In defining the magazine, the Financial Times described
Mr. Smick as editor as “[one] of Washington’s premier
insiders” in the field
of economic policy.
Mr. Smick
has advised both Republican and Democratic presidential candidates
including Ronald Reagan and New Jersey Senator Bill Bradley. He began
his career in Washington in 1975 as a member of the professional
staff of the United States Senate Minority Policy Committee where
he wrote economic position papers and speeches. From 1977–78,
he served in Detroit as a speechwriter to the executives of the
Chrysler
Corporation.
A former
Democrat who was born and raised in Baltimore,
Mr. Smick from 1979 to 1984 served as Chief of Staff to Representative
Jack Kemp (R-NY), a member of the congressional leadership.
In late 1979, Mr. Smick joined with Representative Kemp in
Los Angeles for three days of briefings with presidential
candidate Ronald Reagan and his economic team. Out of these briefings
came the formation
of the 1981 economic recovery
plan. While with Representative Kemp, Mr. Smick also helped launch
legislation to
establish “urban enterprise zones,” a program of
targeted tax incentives for decaying inner city areas.
In 1985
Mr. Smick, working with Senator Bill Bradley (D-NJ), Representative
Kemp, and the bipartisan leadership of the U.S. House and
Senate, developed and organized the highly successful series of “U.S.

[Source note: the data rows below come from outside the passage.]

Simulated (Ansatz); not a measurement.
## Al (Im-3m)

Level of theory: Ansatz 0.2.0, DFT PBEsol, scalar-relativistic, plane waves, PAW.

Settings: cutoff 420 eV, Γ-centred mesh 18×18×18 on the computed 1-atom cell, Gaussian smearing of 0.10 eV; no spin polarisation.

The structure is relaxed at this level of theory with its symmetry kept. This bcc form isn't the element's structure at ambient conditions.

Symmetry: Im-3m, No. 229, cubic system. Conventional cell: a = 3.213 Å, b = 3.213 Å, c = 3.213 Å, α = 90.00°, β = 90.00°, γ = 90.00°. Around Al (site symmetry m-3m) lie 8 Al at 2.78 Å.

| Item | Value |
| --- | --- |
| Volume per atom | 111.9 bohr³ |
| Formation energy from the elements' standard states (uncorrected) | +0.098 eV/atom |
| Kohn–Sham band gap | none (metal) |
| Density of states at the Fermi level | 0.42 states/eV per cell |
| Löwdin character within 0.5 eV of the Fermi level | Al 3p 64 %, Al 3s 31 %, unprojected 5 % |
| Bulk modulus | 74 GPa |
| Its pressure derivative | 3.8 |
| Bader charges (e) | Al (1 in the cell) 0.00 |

Congressional Summits on the Dollar and Trade.” These
annual gatherings, with Alan Greenspan initially as moderator,
attracted
heads of state as well as the
finance ministers and central bank governors from every major
industrialized
country. “Congressional
Summits” have taken place in Washington, New York,
Zürich, Frankfurt, Vienna, and Tokyo. In Zürich,
Senator Bradley launched
a major third
world debt reform initiative which later became the underpinnings
of the now famous Brady Debt Plan (Brady Bonds). These gatherings
culminated in the formation in 1990
of the G7 Council, a nonprofit foundation to improve international
policy coordination and free trade.
Mr. Smick's
views on domestic and international economics have appeared in major
newspapers and magazines, here and abroad, including the
Wall Street Journal and the New York Times.